This strength is not ordinary strength. It is the strength of the tendency to unity of powers. It is not the power that we think of ordinarily in the world – such as social strength, political strength, or the strength of status in the public, the temporary strength that we gain by eating a good meal, and so on. This is another kind of strength altogether, which will keep us sane and stable even in an atmosphere of conflict, dissention, and tension. Even if we are placed in an atmosphere of severe conflict, we will not be affected by these conflicts. We will be able to understand, rather than react. The capacity to withstand the impulse to reaction is one of the consequences, one of the results that follow from the continuous practice of asana and pranayama. We become a little different from other people, and the difference is precisely in our being able to turn to a centrality of our being, rather than towards objects of sense.

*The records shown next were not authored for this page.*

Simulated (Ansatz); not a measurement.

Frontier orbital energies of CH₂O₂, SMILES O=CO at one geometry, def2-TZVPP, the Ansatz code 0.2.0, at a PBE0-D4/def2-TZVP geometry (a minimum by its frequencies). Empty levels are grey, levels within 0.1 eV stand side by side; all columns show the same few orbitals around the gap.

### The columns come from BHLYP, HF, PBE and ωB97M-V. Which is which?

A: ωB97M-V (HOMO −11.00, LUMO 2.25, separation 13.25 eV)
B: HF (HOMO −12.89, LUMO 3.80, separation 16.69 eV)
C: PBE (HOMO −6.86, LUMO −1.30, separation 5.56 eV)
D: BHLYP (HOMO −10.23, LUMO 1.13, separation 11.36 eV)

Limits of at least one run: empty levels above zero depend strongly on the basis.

The greater is the tendency to the acquisition of this knowledge, the greater also is the power, because real power is the same as knowledge. Knowledge is power. Where there is knowledge, power has to be. But, this knowledge is not book-learning. It is not a qualification of the academies. It is a knowledge which is identical with ‘being’, about which we were discussing a few aspects the other day. Knowledge associated with ‘being’ is also power, because power is only another name for the expression of ‘being’, while the common man’s notion is one of artificial contact with the facilities and instruments of action. The power to wield instruments of action is not real power, because when the instruments are withdrawn, the power also goes. Suppose we have a gun; we seem to have a power with us. When the gun is not there, we have no power. But the power of yoga is not of that kind. We we do not require a gun or a knife or a sword in our hand. It is power that is manifest by our own ‘being’, and that power cannot be snatched away from us.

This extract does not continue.